#!/usr/pkg/bin/perl -w

#
# dbrowuniq.pm
# Copyright (C) 1997-2018 by John Heidemann <johnh@isi.edu>
#
# This program is distributed under terms of the GNU general
# public license, version 2.  See the file COPYING
# in $dblibdir for details.
#


=head1 NAME

dbrowuniq - eliminate adjacent rows with duplicate fields, maybe counting

=head1 SYNOPSIS

dbrowuniq [-cFLB] [uniquifying fields...]

=head1 DESCRIPTION

Eliminate adjacent rows with duplicate fields, perhaps counting them.
Roughly equivalent to the Unix L<uniq> command,
but optionally only operating on the specified fields.

By default, I<all> columns must be unique.
If column names are specified, only those columns must be unique
and the first row with those columns is returned.

Dbrowuniq eliminates only identical rows that I<adjacent>.
If you want to eliminate identical rows across the entirefile,
you must make them adajcent, perhaps by using dbsort on your
uniquifying field.
(That is, the input with three lines a/b/a will produce
three lines of output with both a's, but if you dbsort it,
it will become a/a/b and dbrowuniq will output a/b.

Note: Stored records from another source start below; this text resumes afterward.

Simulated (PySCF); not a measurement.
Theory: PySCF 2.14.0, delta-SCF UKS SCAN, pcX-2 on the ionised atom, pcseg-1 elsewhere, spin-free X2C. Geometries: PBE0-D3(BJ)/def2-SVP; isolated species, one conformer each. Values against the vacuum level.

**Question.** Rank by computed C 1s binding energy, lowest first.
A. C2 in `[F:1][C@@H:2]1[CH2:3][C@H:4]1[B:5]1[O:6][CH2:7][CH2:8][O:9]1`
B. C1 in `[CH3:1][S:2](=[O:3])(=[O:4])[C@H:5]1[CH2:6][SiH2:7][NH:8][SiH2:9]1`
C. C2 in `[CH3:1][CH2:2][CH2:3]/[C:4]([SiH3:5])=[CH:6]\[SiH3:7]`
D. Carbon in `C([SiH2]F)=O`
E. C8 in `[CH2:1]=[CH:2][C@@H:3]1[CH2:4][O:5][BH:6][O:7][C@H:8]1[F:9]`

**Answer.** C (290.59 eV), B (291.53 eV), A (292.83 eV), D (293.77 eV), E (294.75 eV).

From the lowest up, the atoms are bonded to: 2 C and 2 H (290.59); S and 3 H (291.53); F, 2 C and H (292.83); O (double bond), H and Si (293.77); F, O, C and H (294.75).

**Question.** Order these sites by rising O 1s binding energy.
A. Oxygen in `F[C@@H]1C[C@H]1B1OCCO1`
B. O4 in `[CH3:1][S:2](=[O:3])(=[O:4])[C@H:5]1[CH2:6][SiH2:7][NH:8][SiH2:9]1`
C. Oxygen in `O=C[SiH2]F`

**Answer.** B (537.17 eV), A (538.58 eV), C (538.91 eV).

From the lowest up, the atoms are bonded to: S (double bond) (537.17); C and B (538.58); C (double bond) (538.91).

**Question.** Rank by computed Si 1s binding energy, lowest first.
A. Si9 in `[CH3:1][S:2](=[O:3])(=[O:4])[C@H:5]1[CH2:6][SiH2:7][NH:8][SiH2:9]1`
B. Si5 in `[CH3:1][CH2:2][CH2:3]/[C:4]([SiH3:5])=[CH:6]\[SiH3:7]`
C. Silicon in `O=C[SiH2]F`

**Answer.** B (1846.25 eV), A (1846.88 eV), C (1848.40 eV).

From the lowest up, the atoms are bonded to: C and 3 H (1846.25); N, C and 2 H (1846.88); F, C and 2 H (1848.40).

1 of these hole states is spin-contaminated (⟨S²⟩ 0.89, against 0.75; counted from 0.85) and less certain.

By default, L<dbrowuniq> outputs the I<first> unique row.
Optionally, with C<-L>, it will output the I<last> unique row,
or with C<-B> it outputs both first and last.
(This choice only matters when uniqueness is determined by specific fields.)

L<dbrowuniq> can also count how many unique, adjacent lines it finds
with C<-c>, with the count going to a new column (defaulting to C<count>).
Incremental counting, when the C<count> column already exists,
is possible with C<-I>.
With incremental counting, the existing count column is summed.

=head1 OPTIONS

=over 4

=item B<-c> or B<--count>

Create a new column (count) which counts the number of times
each line occurred.

The new column is named by the C<-N> argument, defaulting to C<count>.

=item B<-N> on B<--new-name>

Specify the name of the count column, if any.
(Default is C<count>.)

=item B<-I> on B<--incremental>

Incremental counting.
If the count column exists, it is assumed to have a partial count
and the count accumulates.
If the count column doesn't exist, it is created.

=item B<-L> or B<--last>

Output the last unique row only.
By default, it outputs the first unique row.

=item B<-F> or B<--first>

Output the first unique row only. 
(This output is the default.)

=item B<-B> or B<--both>

Output both the first and last unique rows. 

=back

=for comment
begin_standard_fsdb_options

This module also supports the standard fsdb options:

=over 4

=item B<-d>

Enable debugging output.

=item B<-i> or B<--input> InputSource

Read from InputSource, typically a file name, or C<-> for standard input,
or (if in Perl) a IO::Handle, Fsdb::IO or Fsdb::BoundedQueue objects.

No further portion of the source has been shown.